Few more days and I will be in Sicily! But, as my mother reminded me, I will have missed the tuna season. Every year at the end of springtime tunas migrate from the Atlantic ocean to the warmer Mediterranean waters. The "mattanza", the ancient ritual of the giant blue fin tuna harvest takes place from the beginning of May until June, and since even modern fishing techniques follow the season, getting there in mid-July is really too late.
The term "mattanza" (the slaughter) comes from the Spanish word "matar" meaning "to kill" and refers to a hundred years old traditional tuna-fishing technique. Tuna are guided into the tonnara which is a sophisticated trap system of successive nets which are gradually restricted in size and raised toward the surface.
The tonnara's two kilometers-long wings guide the tuna to the entrance of the first chamber, which is approximately 50 meters square. Then, a series of six successive chambers, each divided by a net gate, leads to the final chamber, la camera della morte, "the chamber of death", which has a net floor that can be raised, bringing all the tuna within to the water's surface.
There the fish are attacked and then hauled aboard boats with steel hooks snagged into their backs.
Unfortunately, the tradition is now dying. Today, few remaining traditional mattanzas take place off the island's western point among the Egadi Islands. The small island of Favignana and the fishing village of Bonagia, near Trapani, normally, attract tourists and gourmets.
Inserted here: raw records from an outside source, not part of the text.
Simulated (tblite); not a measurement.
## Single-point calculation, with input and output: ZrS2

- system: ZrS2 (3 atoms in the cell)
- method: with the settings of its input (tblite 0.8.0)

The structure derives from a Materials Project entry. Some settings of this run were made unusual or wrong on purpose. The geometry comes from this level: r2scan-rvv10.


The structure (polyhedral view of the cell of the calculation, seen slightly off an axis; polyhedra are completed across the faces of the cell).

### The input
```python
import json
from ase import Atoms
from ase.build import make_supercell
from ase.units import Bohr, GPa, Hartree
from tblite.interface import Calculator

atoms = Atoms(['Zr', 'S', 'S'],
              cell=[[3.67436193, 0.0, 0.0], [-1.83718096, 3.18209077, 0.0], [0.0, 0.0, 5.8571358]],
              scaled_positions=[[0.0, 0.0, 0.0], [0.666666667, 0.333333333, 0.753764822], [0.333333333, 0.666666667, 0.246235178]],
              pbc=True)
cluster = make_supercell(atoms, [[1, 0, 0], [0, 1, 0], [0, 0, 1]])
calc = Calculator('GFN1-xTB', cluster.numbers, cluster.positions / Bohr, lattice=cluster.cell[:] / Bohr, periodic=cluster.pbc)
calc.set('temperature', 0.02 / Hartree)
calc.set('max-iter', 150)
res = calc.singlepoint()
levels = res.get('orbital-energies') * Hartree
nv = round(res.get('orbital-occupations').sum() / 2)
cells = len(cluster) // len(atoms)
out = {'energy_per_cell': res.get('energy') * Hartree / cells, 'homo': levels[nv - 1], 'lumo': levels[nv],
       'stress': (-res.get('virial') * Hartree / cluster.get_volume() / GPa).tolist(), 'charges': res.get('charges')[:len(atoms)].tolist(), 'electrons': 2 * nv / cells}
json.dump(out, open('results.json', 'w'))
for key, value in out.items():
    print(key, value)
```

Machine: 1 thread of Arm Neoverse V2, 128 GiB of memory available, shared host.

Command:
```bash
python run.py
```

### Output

As time passes, the tuna are diminishing in size and numbers, while demand increases in world markets and modern fishing techniques are more profitable. Moreover, as La Repubblica said the blame lay also with Japanese factory ships which scoop up everything out of the sea using sonars and work 24 hours a day in shifts. This spring, the brother of a friend of mine, who is a pilot, has worked in Ragusa for a Japanese company to fly over the sea and locate the tunas for the ships to go and fish them out. So when you eat tuna sushi, do not only think about the exotic orient, but also about the Mediterranean, its history, its tradition, its culture.
As for us, my mother has decided that we could not possibly miss to try out an old recipe for "ragu di tonno" from a book of old Sicilian recipes that she has experimented with this year. So she has bought some and she is going to freeze. It is not going to be exactly the same as fresh, but we can have an idea.